Photo Engineer said:
Mr. Gainer, well said. I agree for with the following qualification. If you remain within a given manufacturers products such as Ilford, then there is a great probability that all grade 2 papers (contact and enlarging both) will have the same toe and shoulder. This is due to the nature of the definition of the aim and physical and chemcial laws coupled with the coating process. If you use a Kodak product with the same grade, the mid scale will (must?) be the same due to the ANSI definition of 'grade 2', but the toe and shoulder may differ due to those same physical and chemical laws accouting for the manufacturing process and chemical differences between manufacturers.
Inventory and testing procedures within a given manufacturer lead to this sort of behavior. They try to use common chemicals across products for similar purposes, and these tend to lead to the same toe and shoulder curves.
PE
Not to be contentious but hoping to be informative, I found my copy of the 1982 Kodak publication. "Quality Enlarging with Kodak B/W Papers". I quote from the portion dealing with use of spot metering:
"METERING FOR PAPER CONTRAST
By measurement of a diffuse highlight area and a shadow area of the negative image projected onto the easel, and finding the difference, the proper contrast of paper for the image can be found.
When the log-illuminance range of the image matches the log-exposure range of the paper, the paper will print the image with acceptable contrast."
There is no mention in this publication of the use of the slope of the linear part of the characteristic curve as a measure of contrast grade. The log-exposure ranges of the various paper grades are expressed as the difference between the values required to produce 0.9 Dmax and 0.04. It is quite obvious from the diagrams that these diffuse highlight and shadow points are well out on the non-linear part of the curve.
An examination of the characteristic curves shows that in fact a number of the papers have no appreciable straight portion. As of 1982, the toe and shoulder gradations of these papers are not any more likely to be like one another than to be like the curves of another manufacturer. The curves for AZO show why the AZO afficionados prefer grade 3 over grade 2. The difference in curve shape is rather large, as is the difference in Dmax.

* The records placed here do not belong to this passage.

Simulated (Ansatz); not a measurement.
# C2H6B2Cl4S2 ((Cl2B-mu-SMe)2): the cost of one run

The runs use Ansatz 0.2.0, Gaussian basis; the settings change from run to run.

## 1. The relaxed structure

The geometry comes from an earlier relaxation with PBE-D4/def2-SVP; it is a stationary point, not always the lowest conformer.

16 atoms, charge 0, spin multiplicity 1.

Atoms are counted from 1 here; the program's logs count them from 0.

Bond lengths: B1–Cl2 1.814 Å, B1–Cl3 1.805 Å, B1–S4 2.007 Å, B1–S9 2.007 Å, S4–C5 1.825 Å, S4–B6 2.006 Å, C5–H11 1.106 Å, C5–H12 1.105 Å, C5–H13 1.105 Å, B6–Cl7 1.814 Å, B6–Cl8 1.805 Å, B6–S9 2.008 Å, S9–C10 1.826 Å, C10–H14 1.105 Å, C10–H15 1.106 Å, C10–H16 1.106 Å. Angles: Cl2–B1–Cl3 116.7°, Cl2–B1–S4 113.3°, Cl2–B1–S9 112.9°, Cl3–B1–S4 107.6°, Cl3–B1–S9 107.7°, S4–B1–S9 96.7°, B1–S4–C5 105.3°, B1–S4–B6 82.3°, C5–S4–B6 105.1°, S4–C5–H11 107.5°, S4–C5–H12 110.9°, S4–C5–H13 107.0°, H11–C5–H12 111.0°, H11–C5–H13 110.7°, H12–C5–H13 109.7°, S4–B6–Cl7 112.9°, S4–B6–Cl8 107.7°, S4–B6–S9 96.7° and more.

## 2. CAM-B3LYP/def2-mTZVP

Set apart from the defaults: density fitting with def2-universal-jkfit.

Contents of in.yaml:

The papers available now may be much more alike. If they were all alike, there would be no need for more than one general type. I am sure that if the manufacturers could lead us in that direction, it would be an economy for them. Perhaps it would not be such a bad thing for us, but then we might say the same thing about the move from silver to digital. Even so, we will still cry about it.
I'm going on 78 years of age, so I hope you understand why I wax nostalgic.